I create two simple classes by inheritance, and I add a virtual function and the override in the child class.
class Base
{
public:
virtual Base* getThis() { std::cout << "called Base::getThis()\n"; return this; }
virtual void func1() { std::cout << "called Base::func1\n"; }
};
class Derived : public Base
{
public:
Derived* getThis() override { std::cout << "called Derived::getThis()\n"; return this; }
void func1() override { std::cout << "called Derived::func1\n"; }
void func2() { std::cout << "called Derived::func2\n"; }
};
With c covariance, I can do this:
int main()
{
Derived d{};
Base* b{ &d };
b->getThis()->func1();
return 0;
}
Now, I would like to call Derived::func2
.
b->getThis()->func2();
The previous code produces the following error: error: 'class Base' has no member named 'func2';
The only solution I have:
dynamic_cast<Derived*>(b->getThis())->func2();
Do we have to use dynamic_cast
or static_cast
, to call Derived::func2
?
Is there another method?
CodePudding user response:
Do we have to use dynamic_cast or static_cast, to call Derived::func2?
Yes.
Is there another method?
Declare a virtual Base::func2
function.
To clarify about covariance, it makes this possible:
Derived d{};
d->getThis()->func2();
Without covariance, Derived* Derived::getThis
wouldn't be allowed and thus the above wouldn't work.

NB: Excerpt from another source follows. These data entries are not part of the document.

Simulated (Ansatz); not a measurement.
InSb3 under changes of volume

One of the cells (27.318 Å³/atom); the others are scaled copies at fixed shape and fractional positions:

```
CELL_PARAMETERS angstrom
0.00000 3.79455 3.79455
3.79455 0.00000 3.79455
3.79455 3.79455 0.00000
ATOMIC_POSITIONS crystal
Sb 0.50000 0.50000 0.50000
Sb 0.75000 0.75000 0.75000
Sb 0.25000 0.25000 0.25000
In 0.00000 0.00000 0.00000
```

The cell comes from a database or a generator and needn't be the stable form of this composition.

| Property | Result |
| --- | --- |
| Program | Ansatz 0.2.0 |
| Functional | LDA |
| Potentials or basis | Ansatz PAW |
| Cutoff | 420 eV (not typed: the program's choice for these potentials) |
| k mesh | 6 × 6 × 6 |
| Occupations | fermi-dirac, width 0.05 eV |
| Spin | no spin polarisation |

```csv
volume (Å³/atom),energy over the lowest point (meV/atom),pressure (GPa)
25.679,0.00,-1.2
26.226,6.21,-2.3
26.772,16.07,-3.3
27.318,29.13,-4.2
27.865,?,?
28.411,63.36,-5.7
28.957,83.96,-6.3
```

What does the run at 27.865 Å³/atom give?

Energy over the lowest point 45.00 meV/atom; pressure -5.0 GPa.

CodePudding user response:
Covariant return types are merely a trick that allows the Liskov Substitution Principle to work while varying the return type in the derived class interface slightly. But the point of LSP remains: the base class interface is the interface. It's not a way to make a base class transparently provide stuff that's exclusively part of the derived class.
If you have a pointer/reference to the base class, calling getThis
though that pointer/reference will always return a Base*
. If you want to get at some derived class-only elements, you must always use some kind of cast.